Here’s my beef: you need to plan on some mistakes. No offense, but haven’t you ever forgotten to catch an exception? Since this is a scripting language, you don’t have the parental compile time warnings or blocks, like Java, to say “Yo, you didn’t tell me to do anything when this code freaks, and believe me it can. Fix yo’ code, homes.” (I assume that a PHP compiler would use a similar compile error vernacular). The reality is that there are many production systems that don’t hide warnings/errors, and even if they did you wouldn’t want password information getting written to a log file whenever you fail to connect to a database.

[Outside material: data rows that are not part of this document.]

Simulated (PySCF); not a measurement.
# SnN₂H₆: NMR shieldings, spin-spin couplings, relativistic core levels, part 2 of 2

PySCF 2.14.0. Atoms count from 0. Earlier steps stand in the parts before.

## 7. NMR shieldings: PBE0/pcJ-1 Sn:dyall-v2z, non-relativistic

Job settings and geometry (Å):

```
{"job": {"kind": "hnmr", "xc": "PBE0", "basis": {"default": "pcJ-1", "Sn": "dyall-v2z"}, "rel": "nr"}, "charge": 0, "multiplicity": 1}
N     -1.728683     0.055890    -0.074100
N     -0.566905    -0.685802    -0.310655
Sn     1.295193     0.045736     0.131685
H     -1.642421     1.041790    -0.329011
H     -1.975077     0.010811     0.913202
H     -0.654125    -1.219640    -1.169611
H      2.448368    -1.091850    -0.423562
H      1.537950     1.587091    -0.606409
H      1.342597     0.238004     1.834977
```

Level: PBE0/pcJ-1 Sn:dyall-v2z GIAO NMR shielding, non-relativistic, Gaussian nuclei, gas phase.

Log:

The key here is a “who needs to know” system, just like I talked about in my blog entry about keys. There should never, ever, ever,ever,ever be a way for the language to “accidentally” print a system password to a user. Even if the developer is a complete idiot! If he passes a password or hash into a function,  he’s not going to think about what would happen if that function would error. He’ll fix that when it happens. It probably sounds like I’m defending the Cro-Magnon programmers of the world, but I’m not…..really.

An even worse PHP prospect is the ability to dump a class with private class values onto a page with one motion (i.e. var_dump). I know that these are all helpful tools in debugging, and that private variables were never meant to be a security constraint in this fashion, but the way they did it DOESN’T MAKE SENSE!! That function should not, I repeat ‘NOT’, be able to print private access variables unless there are appropriate accessor functions. That’s what object oriented design is all about.

I wouldn’t be so hard on PHP if it weren’t for the fact that these examples are the ones that give PHP a bad name. When someone’s data gets stolen on a PHP site it isn’t that PHP is a bad language, it’s that the programmer wasn’t thinking about that specific hole. But there are a lot of spots where developers can not know the rules, or forget a step and accidentally release loads of information to an eager hacker. As part of the group defining how the tool gets made, we need to be careful that the tool doesn’t have a cigar cutter that’s big enough for our “baby developers” to fit their arms in.

Anyways, code smarter not harder!

Tuesday, July 22nd, 2008

In a recent article on the blog I link to most, Jeff Atwood took the time to discuss database normalization and its rather blurry scale of reason. As usual, I found myself agreeing with Jeff and questioning a few of my own practices in database design. This is something I encourage all my peers to do, especially those who don’t spend much time contemplating the rules by which you program.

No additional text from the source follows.